Friday, August 01, 2014

Unwillingness to Criticize

On the face of the two political parties are highly critical of each other. Democrats rant at great length about Republican obstruction, and Republicans call Democrats “socialists,” but it’s all window dressing. There’s a lot of name calling and charges over trivia, but never any real, serious accusations of wrong doing or inability at governance.

Even the current nonsensical impeachment talk is about “border security” issues and not over several real issues that could be used such as declaring war in Libya, changing the “health care reform” law in several substantive ways, civil liberty issues or his policy of assassination.

Every president has administrative issues, but Obama has set records. The Obamacare website was budgeted for $56 million, cost $209 million and still was not functional when it rolled out. Fixing it was supposed to cost $91 million, more than the original cost, but wound up costing more than $175 million. In 2012, $7 billion of the $10.5 billion spent in Afghanistan was wasted. Massive problems at the VA have been being covered up, and now $17 billion is needed merely to put a patch on the problem.

Republicans should be making a major issue about this, campaigning on it in fact, but they are not because they know that when they regain power they will do precisely the same thing.

The problem is not that “big government doesn’t work,” but that neither party is able to make it work because they are not interested in governance. They are interested only in maintaining their own party’s hold on power. The time that Obama spent on fundraising trips could have been more profitably spent making sure than the VA, DOD and Health Department were being properly supervised, but he was too concerned about being sure that his party had enough money to buy the upcoming elections to properly supervise the Executive Branch.

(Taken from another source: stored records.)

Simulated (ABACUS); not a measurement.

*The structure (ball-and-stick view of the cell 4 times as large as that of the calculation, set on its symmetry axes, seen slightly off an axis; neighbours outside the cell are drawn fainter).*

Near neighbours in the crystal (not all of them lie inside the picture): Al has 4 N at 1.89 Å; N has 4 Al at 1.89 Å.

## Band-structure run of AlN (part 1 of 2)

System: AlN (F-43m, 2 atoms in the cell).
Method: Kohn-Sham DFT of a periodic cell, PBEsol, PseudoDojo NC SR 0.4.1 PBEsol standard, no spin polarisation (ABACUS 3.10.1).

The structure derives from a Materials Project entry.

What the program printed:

That’s not to criticize Obama, because he did not spend any more time on fundraising trips than did George Bush before him, and Bill Clinton before him. The president’s primary function is to serve as the head of his political party, and only secondarily is he the chief executive of the nation which elected him to office.

The idea that a nation with 3.8 million square miles and 317 million people needs a “small government” is absurd, and big government not only does work, it is absolutely necessary. It needs to be staffed, however, by people who care about governance and not about partisan power.